I’m going to start this post with a little rant, so bear with me.
How the HELL do alarms on iPhones magically turn off after you’ve set them? Am I losing my mind? Because I’m 99.9% positive that I saw the little button go from grey to green next to 6:32am (Yes, I am one of those freaks who never sets their alarm on a :00 or a number ending in 5). So how in God’s name did my alarm NOT go off at 6:32am? This will forever be one of the greatest mysteries of mankind. Okay, maybe not. But it happens more often than it should and I refuse to believe that it is user error on my part.
As you have probably guessed by the above paragraph, our alarm didn’t go off the morning that we had a flight from Madrid to Lisbon. With a 10am flight time, and an hour commute to the airport on the Metro, I decided that the absolute latest we should leave the apartment was 7am. So when I woke up and thought to myself, “hmmm, it seems a little lighter out than it should be at 6:32am…”, I instinctively decided to grab my phone.
I will say, I am very proud of Casey and I for the 30 minutes that followed. Luckily we packed the night before, so within 10 minutes we were out of the apartment, but it felt like everything after that went wrong, and we still managed to hold it together, go us!
We knew if we took public transit at that point that we would be cutting it WAY too close, so we decided to suck it up and pay for an Uber.
Well guess what? The Uber app wouldn’t work.
Alright, let’s walk outside and get a cab.
We have no cash.
Alright, let’s go to an ATM.
The ATM isn’t working.
Let’s just hail a cab and ask if they take credit cards.

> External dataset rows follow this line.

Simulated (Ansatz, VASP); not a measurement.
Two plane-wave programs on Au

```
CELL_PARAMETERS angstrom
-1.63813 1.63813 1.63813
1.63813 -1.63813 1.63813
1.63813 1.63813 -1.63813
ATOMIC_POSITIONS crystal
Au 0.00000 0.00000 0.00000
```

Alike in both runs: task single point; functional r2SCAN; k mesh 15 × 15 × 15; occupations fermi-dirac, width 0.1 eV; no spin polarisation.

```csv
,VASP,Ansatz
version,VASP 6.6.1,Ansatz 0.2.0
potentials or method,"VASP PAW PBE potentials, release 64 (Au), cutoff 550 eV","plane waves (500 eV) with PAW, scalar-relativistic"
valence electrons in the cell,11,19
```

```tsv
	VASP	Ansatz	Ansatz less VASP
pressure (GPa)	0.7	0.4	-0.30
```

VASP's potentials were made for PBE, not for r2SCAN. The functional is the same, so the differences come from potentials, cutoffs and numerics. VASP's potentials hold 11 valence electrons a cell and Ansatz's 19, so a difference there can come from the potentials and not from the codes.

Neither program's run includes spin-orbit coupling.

Why won’t any of these cabs stop?!
Somehow lady luck was on our side that morning, and we were finally able to get a cab AND they took credit card! Huzzah! I know you’re on the edge of your seat right now, dying to know if we made our flight… Well, as it turns out, when it comes to air travel people are pretty laid back in Spain, and even after getting to the airport with only an hour to spare, we were still the first people at our gate. So much for the stress. And minus the little girl throwing up behind us, we had a great flight to Lisbon!
Anyway, let’s talk about Lisbon, shall we?
Lisbon (or Lisboa) has been one of my favorite stops so far on this trip. The town is similar to San Francisco, in that it is very hilly and has trolley cars as a means of public transportation. There is also a bridge that looks identical to the Golden Gate Bridge which connects the main city of Lisbon to some of the outskirts.
Once again, we found that in order to stay on budget, grocery shopping is the way to go. This was great because one night we were able to make a delicious shrimp pasta & salad at home, and then take some beer outside and play cards (because once again public drinking is legal and we love that!).
The second day we were in Lisbon, we decided that we desperately needed some beach time, and because it was so ungodly hot, we took the thirty minute train North to Cascais, Portugal. The beaches are gorgeous there and well worth the day trip from the city. (Full beach reviews from Spain/Portugal beaches coming soon!)
Wanting some local flavor, the second night we dined at Santos de Lapa, which is owned and operated by a husband and wife. The food is served tapas style, and we thoroughly enjoyed everything that we ate. And for 28 euro total, we left the restaurant very satisfied. (Disclaimer, I totally forgot to take pictures of the food because we were starving, but I promise to get better about that!)
Another fun thing to do in Lisbon, is to visit the TimeOut food market. There, you can find hundreds of different food options, both local and international in flavor. My recommendation? Go hungry! Everything looked so good and prices are very reasonable. We were craving Asian food, so we opted for the chow mein, which was delicious.
Because we were such bad tourists in Madrid, and felt like we legitimately learned NOTHING about the city and it’s history, we committed to being better in Lisbon. Similar to other cities, walking tours in Lisbon are the best way to tour and learn some interesting facts. So, the last day we were in Lisbon, we signed up for a walking tour that started at 11am. By the time we got to the meeting point for the start of the tour (0.7 miles from our Airbnb), we were DRENCHED in sweat. Once we heard that the tour lasted three hours, AND it was during peak daytime temperatures, we opted for an iced coffee and some aimless, at-our-own-pace, wandering around instead. Although we didn’t learn much, we got some great views of the city and even took the ferry across the river to grab some lunch and explore the less touristy side of Lisbon.
All-in-all, I would say it was a successful three days in a beautiful city.